As many as 247 factories and 300 commercial centers were fully or partially destroyed, and Gaza’s only power station sustained severe damage, it said.
Even before last year’s conflict, Gaza’s electricity supply was not even enough to cover 40 percent of demand, UNCTAD said, adding that 95 percent of water from coastal aquifers — Gazans main source of freshwater — was considered unsafe to drink.
Unemployment in Gaza meanwhile soared last year to 44 percent — the highest level on record — hitting young women especially hard, leaving more than eight out of 10 women out of work.
A full 72 percent of all households in Gaza are meanwhile struggling with food insecurity, and the number of Palestinian refugees who rely entirely on food distribution from UN agency has ballooned from 72,000 in 2000 to 868,000 by last May.
The report also detailed the devastating effect of the blockade imposed by Israel after Hamas captured Israeli soldier Gilad Shalit in the summer of 2006 and tightened a year later after the Islamists forcibly ousted troops loyal to Palestinian Authority president Mahmoud Abbas’s Fatah.
“It inflicted large-scale destruction on Gaza’s local economy, productive assets and infrastructure, and affected numerous industrial, agricultural, commercial and residential facilities either directly or indirectly through debilitated infrastructure and acute shortages of inputs, water, electricity and fuel,” it said.
Exports had basically been completely banned, as imports of anything besides the most basic humanitarian goods had been blocked.
The dire situation has left Gaza relying heavily on aid, but the report warned that while donor support would remain vital, it could not turn around the situation in the Strip alone.

On Tuesday Israeli officials accused Hamas of confiscating building materials sent into the Gaza Strip and using them to rebuild its attack tunnel infrastructure.

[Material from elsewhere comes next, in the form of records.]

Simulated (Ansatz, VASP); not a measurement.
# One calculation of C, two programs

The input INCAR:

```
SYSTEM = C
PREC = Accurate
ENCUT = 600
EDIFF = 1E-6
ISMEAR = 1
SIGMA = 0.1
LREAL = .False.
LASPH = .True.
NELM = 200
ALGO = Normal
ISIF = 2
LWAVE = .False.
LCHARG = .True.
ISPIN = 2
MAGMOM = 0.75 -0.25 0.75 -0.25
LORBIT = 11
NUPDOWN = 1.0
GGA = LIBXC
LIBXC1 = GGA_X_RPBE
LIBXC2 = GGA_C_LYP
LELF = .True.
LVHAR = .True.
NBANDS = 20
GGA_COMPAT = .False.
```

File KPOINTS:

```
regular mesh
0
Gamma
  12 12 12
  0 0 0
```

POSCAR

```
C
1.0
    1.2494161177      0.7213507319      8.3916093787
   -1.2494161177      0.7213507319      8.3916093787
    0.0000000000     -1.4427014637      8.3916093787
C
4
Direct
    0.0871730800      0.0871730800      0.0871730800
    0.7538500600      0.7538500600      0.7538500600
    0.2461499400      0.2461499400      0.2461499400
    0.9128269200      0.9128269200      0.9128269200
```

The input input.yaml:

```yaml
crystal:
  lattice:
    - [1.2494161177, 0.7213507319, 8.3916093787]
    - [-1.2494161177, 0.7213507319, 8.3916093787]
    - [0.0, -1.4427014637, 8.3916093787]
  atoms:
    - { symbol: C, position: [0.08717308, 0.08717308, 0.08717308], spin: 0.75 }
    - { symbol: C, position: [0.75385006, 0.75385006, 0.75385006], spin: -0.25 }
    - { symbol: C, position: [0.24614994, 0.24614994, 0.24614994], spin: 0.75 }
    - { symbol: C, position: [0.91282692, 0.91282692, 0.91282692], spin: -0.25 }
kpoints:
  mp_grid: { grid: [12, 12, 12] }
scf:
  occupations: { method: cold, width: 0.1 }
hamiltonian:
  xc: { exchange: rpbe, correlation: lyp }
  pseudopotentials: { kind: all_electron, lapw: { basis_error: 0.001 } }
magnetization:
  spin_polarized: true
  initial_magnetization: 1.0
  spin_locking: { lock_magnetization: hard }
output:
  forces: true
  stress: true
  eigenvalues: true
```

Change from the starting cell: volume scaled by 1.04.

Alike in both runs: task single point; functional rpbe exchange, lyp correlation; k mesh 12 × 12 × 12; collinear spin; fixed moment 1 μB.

In an operation Monday night, members of Hamas’s military wing raided a large number of carpentry shops and woodworking factories throughout the Gaza Strip and confiscated enormous quantities of lumber, apparently to shore up tunnel building efforts, Palestinian sources said.
Yoav Mordechai, the coordinator of Israeli government activities in the territories, noted that Israel has allowed 1.7 million tons of construction material into Gaza since the end of last year’s summer conflict.
The misuse of the resources by Hamas, he said, did not only increase the terrorist threat from Gaza but was also delaying any efforts to rebuild the territory.